The mercenaries had gathered in Phuket, a tropical resort island off the west coast of Thailand, to discuss a job. They were supposed to safeguard 300 kilos of Colombian cocaine on its way from the Bahamas to New York and kill two people: One a DEA agent, the other his snitch, a ship’s captain who was leaking information about drug loads. Joseph Hunter, a burly former US Army drill sergeant nicknamed Rambo, briefed them on the assignment.
“It’s just like a military mission,” Hunter told the men, four ex-snipers from the US, German, and Polish armed forces. “This is real shit. You know, you see everything. You see James Bond in the movie and you’re saying, ‘Oh, I can do that.’ Well, you’re gonna do it now. Everything you see, or you’ve thought about, you’re gonna do.”
Hunter made sure the men knew what they were getting into, warning them about the consequences of stealing from their new employer.
“If you steal money,” he said, “they’re gonna kill you.”
The problem, Hunter explained, was that there were always people in their line of work who got greedy. He’d heard guys promise not to steal before, only for them to find a pile of cash and give into the impulse to take it and disappear.

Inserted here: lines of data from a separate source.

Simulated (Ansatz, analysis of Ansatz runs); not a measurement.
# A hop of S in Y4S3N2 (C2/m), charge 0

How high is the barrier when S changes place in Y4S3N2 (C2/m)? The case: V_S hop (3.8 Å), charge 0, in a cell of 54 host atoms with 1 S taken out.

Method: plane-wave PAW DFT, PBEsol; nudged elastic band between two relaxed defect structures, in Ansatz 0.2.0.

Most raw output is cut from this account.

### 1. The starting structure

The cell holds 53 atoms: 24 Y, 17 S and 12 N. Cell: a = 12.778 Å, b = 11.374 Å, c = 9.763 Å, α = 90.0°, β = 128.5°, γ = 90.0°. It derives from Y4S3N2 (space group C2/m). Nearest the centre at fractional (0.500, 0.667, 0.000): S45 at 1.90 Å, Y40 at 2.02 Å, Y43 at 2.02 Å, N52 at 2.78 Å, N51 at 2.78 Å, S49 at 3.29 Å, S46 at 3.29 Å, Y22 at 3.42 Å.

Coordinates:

“If they don’t find you, they’re gonna get your family,” Hunter said. “They’re gonna get your children, your mother, your father. I don’t know. Whoever they can get, they’re gonna get. ‘Cause yeah, you might be able to run and you might be able to hide, but they’re gonna get somebody. Everybody says that [they won’t steal] and a lot of people steal fucking money. When you’re standing there with a fucking million dollars, you’re like, ‘I can just take this million dollars and go away.'”
To hammer home the point, Hunter told them stories: How he’d once shot a guy in the hand, waterboarded another, and thrown a third overboard at sea to recover stolen money. He bragged about how easy it was to get away with murder in Africa. “It’s not like CSI,” he joked. “They don’t have all that shit.” Sometimes, instead of killing, his boss just set people up for prison. He’d done it before in the Philippines, where they had cops on their payroll.
“My boss, he doesn’t kill everybody, because it’s just not worth the trouble sometimes,” Hunter said. “But if you take, he does kill people.”
What Hunter didn’t know at that moment was that his boss had sold him out. With his help, the DEA was listening in on the conversation. US agents and Thai authorities had rigged the Phuket house with video and audio recording equipment. The Colombian drug lords who had offered Hunter the job were really undercover DEA operatives posing as narcos. The cocaine shipment and double-murder plot were pure fiction, part of an elaborate sting operation.
Hunter pleaded guilty in February 2015 to drug, weapons, and murder-for-hire charges. He is scheduled to be sentenced May 16 in federal court in Manhattan — sentencing has already been pushed back on several occasions — where he faces a minimum of 10 years in prison.
But while Hunter will be locked up for at least the next decade, the situation with his boss — the man supposedly calling the shots on those kidnappings and murders Hunter boasted about — remains something of a mystery.